There, they were met with strong opposition by the CSSA and SSCCC event staff, who were prepared to defend Jerry Brown's Capitol steps. The CSSA and SSCCC had no intention of meeting the demands of a growing number of students chanting, "Let us in!"
CSSA and SSCCC event staff then made attempts to drown the students out by chanting over the PA system, "Let us vote!" followed by appeals to the crowd to maintain a "peaceful demonstration" and to remain "respectful"--in other words, to accept the restriction, imposed by the organizers, that the rally should be an entirely tame affair.
After being forcibly denied access through the front doors, the student militants were funneled to the side entrance, where they were able to enter the Capitol rotunda anyway. Chanting "Tax the rich!" and "Save our schools!" with the support of about 75 students, police told the protesters to stop immediately and then forcefully removed them from the Capitol, isolating the core group from the rest of the protesters.
Student activists learned a few important lessons in organizing the more militant action. "We underestimated the extent to which the event staff was committed to preventing students from getting into the Capitol building through the front door," said Alex Schmaus, a student at the Community College of San Francisco. "It shows the gap between the anger and resentment expressed by the crowd broadly and the politics from the front about capitulating to Brown's budget plan."

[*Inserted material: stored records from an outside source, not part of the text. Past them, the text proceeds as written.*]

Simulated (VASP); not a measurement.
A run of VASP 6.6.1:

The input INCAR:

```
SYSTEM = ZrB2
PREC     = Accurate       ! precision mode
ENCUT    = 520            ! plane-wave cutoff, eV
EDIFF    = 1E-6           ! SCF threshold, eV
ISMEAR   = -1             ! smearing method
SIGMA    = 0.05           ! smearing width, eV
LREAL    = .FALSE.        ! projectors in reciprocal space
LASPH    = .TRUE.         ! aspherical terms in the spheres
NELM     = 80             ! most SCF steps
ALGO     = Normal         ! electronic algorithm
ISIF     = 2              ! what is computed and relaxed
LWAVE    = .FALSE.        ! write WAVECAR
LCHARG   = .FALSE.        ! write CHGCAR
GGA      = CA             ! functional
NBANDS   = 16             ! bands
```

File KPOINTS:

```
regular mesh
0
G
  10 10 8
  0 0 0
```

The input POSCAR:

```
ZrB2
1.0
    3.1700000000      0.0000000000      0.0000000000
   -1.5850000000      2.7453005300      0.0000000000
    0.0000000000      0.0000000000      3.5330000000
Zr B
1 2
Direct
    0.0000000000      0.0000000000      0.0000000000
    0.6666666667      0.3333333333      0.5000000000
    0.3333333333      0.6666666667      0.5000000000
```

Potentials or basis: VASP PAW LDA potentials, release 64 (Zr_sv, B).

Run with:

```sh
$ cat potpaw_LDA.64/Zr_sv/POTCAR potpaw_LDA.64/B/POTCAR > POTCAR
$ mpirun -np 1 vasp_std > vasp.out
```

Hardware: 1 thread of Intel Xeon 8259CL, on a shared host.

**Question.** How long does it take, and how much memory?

Schmaus views the events not as a defeat but rather a successful effort to give confidence to more radical student activists. With more organization ahead of time, it would have been possible to offer a compelling political alternative to the relatively mild message of the event's organizers.
Students are aware of a growing need to organize themselves if they are to cohere a force capable of challenging the ever-increasing cuts to public education in the state of California. "There was a sense of community during the march and an awareness from the students that a more meaningful movement can be born," said Adriana of Chabot Community College in Hayward. "We need to tax the rich and not the poor."